Complex 3-D Composites Shapes
You can easily create 3-D layered composites from complex geometry and conveniently combine such models with noncomposites parts in global assemblies. The capability in ANSYS Mechanical consumes solid composites from ANSYS Composite PrepPost for further analysis; in explicit dynamics, enables modeling composites created with Composite PrepPost; in Mechanical, allows you to assemble multiple upstream meshes coming from Composite PrepPost and mechanical model sources; and the ability to post-process the result in Composite PrepPost.
Customization of Processes
The Application Customization Toolkit (ACT) enables you to create your own loads, boundary conditions or results within the Mechanical environments and expose existing scripts in a user-friendly environment. Your team can use the Mechanical environment to integrate in-house solutions into its simulation workflow.
ANSYS 14.5 introduces a user-friendly crack modeling tool that allows computation of crack characteristics, such as stress intensity factors, energy release rates and J-Integrals. In a Mechanical model, a crack can be inserted after the meshing operations. The available shape is an ellipse with control over major and minor radius. A proper crack mesh is then automatically introduced in the model and subsequent analyses include the crack. You can eventually combine submodeling with crack analysis.
Mapped Boundary Conditions from External Files
The mapping function provides parallel capabilities that lead to a speedup factor of six to seven. In addition, you can map more data, including forces and displacements. The technology provides a parallel implementation of the Kriging mapping. Additional improvements include the ability to access archive cdb files to use the element shape function to improve results interpolation.
ANSYS 14.5 includes tools so that advanced users can better control their model; it also provides more flexibility in model setup. For example, cyclic symmetry analyses include remote points, point masses, thermal point masses, remote displacements, forces and moments. Constraint equations are also allowed. Force and moment reaction are available.
Selection of nodes is available from a post-processing view. Reaction probes are available from surfaces defined as construction geometries. Sum of forces and moments are computed on the surface from a user-selected set of bodies. Reaction probes have been extended to springs, beams, remote points and mesh connections (useful for welding). Fluid pressure penetration results are available.
Detailed Control for Contact Models
The technology increases the control that users have over contact properties. You can define most of the contact properties as a function of many variables, even for multiphysics applications.
For contact, all real constants of contact elements support tabular definitions based on variations of time, temperature, contact pressure and gap/penetration. Advanced users can benefit from improved user-defined contact interactions and friction (including multiphysics). Real constants can be defined with user subroutines to create additional dependencies on additional parameters, such as penetration or state variables.

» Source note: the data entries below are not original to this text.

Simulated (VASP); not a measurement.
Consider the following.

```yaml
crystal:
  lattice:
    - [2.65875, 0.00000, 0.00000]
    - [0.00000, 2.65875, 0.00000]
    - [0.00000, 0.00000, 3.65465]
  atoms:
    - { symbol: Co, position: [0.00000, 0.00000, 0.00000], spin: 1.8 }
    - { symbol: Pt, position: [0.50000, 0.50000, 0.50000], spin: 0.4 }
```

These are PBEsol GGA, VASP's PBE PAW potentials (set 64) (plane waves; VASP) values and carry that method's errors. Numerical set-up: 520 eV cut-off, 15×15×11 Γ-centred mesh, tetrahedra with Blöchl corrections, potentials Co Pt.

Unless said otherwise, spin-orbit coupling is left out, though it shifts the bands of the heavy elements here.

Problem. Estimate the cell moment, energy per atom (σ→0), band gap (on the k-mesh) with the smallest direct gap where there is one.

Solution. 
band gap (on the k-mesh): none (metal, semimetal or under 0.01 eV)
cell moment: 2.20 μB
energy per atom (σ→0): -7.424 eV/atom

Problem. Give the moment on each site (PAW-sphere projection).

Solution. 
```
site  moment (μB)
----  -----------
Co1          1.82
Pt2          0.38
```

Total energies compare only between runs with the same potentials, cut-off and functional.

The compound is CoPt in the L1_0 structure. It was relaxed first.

In terms of mechanisms, you can easily model clearances between shaft and bearing. This feature is available on spherical, general and bushing joint and defined by geometry dimensions (inner/outer radii, height). For efficiency and robustness, the clearance models do not use contact.
The release includes no-separation contact and a “forced-frictional sliding” contact, which is a simplified frictional contact without “sticking” state (resisting force).
Improved Robustness for Explicit Dynamics Solutions
Analysis setting includes a drop-down menu for selecting the analysis type to be run from four different options. Based on the selection, values used for time step calculation, mass scaling, precision, element type, limits, output controls and other parameters are preset for the user.
You can consider reduction in product life from relatively constant high temperature as well as transient large thermal cycles with ANSYS nCode DesignLife. Multiple methods handle high temperature analysis solutions using stress life, strain life and other specialized methods for accurate damage assessment.
Large and Complex Model Performance
ANSYS Structural Mechanics introduce a number of tools at the UI level to help users simplify model setup by efficiently creating and navigating large amounts of simulation data. You can solve models more efficiently using parallel computation — especially GPU boards — and user-friendly submodeling techniques. The technology improves post-processing through faster displays and reduced results files size. Geometry import and manipulation are significantly improved, with import times reduced by a factor of roughly two to four.
Setup tools include a tree filtering capability that allow you to filter the tree based on tags or names. A random colors option enables view of all loads and boundary conditions with a different color for each. Once a load, boundary condition or contact has been created, you can select a number of other geometric entities on which the load/BC/contact needs to be duplicated. Various options are available with respect to naming the duplicated loads or grouping of geometric entities. Connections can be duplicated in the same manner; a connection worksheet presents all or part of the contacts and connections in an entire assembly in a matrix form.
Solving includes generalized support of the fast iterative PCG solver for joints. A remote solve file management/performance improvement offers a results file combination so users can combine results file to post-process while a simulation continues, or for downstream analyses or archive purposes. Combining files is often significantly faster (up to 10 times), particularly on systems running Microsoft Windows.
Submodeling has become a native ANSYS Workbench capability, allowing zooming in on a design’s critical portions to improve results accuracy locally, without the need for a fine mesh on entire assemblies. Submodeling works for linear and nonlinear analyses, and it includes the ability to import temperature fields.
HPC performance advancements include acceleration of job solution time with multiple GPUs, providing an increase in scalable performance versus use of a single GPU. Large models that exceeded the memory capacity of a single GPU and disallowed its use can now fit with multi-GPU memory and benefit from acceleration.
Faster radiation solving for thermal analyses increases speedup two to four times.
In post-processing, on average, users will see a reduction of the results file’s size by a factor of two from using single precision storage. Many options control the amount of results that will be stored. Additional options are available for harmonic and transient analyses to store nodal reactions only at constrained nodes rather than on the full model.
Concerning performance of post-processing in mechanical for cyclic structures, users can see up to 60 percent additional speed in producing animations. A view management panel enables you to store predefined views and reuse them to quickly create similar views of any model.